Room 408, School of Arts and Sciences
Central Campus
This talk will be based on my recently published ethnographic work Sweet Excess: Crafting Mishti in Bengal (Routledge, 2026). Based on a decade-long field work of a single food substance — sweets — it follows sweet-making in sweetshops, domestic spaces, fairs, festivals and its representation in recipe books to understand how caste, religion, science and law inform the life of a food item with an extremely short shelf life. It shows how food items of conspicuous consumption find a meaning in everyday lives of people through its socio-cultural meanings - ritual, pride of craftsmanship, heritage and cultural identity. It also shows how sweets continue to be a ubiquitous part of ‘Bengali’ diet in a geography that has been witness to acute hunger, starvation, food movements and social welfare programmes to ensure food security. As a multi-sited ethnography on sweetness in diverse settings and its associated meanings in West Bengal and Bangladesh, this book explores everyday workplace hierarchies between artisans that reveal how caste and religion inform the choice of who is hired into this line of work. It also highlights how discourses on food safety and the overpowering presence of World Trade Organization have affected the life of the Bengali mishti.

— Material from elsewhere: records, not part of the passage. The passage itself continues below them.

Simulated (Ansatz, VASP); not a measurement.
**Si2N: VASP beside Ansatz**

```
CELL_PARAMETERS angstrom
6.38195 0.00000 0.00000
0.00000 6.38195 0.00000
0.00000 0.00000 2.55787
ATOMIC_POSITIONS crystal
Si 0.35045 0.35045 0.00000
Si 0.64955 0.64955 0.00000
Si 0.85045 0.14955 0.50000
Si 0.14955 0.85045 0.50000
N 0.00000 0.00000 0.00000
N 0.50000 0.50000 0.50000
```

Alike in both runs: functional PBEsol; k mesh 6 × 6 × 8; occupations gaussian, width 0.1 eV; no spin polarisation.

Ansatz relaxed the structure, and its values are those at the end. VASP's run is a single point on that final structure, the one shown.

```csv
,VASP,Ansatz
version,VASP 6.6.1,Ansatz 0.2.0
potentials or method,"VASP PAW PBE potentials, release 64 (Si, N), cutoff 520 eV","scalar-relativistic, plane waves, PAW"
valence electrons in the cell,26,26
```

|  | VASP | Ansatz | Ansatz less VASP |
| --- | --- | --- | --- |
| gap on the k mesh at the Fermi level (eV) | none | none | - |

Ishita Dey is the author of Sweet Excess: Crafting Mishti in Bengal (Routledge, 2026). She teaches at the Department of Sociology, South Asian University, Delhi. Her areas of interest are smell, food, labour, infrastructure, and migration. She is currently researching food infrastructures in Indian Railways and migrant journeys. Her articles on food and labour have appeared in Critical Collective, Migration Story, and journals such as Contributions to Indian Sociology, Gastronomica, Senses and Society, and South Atlantic Quarterly. She has undertaken several collaborative art research projects and is part of the collaborative project called Gastrofeminism.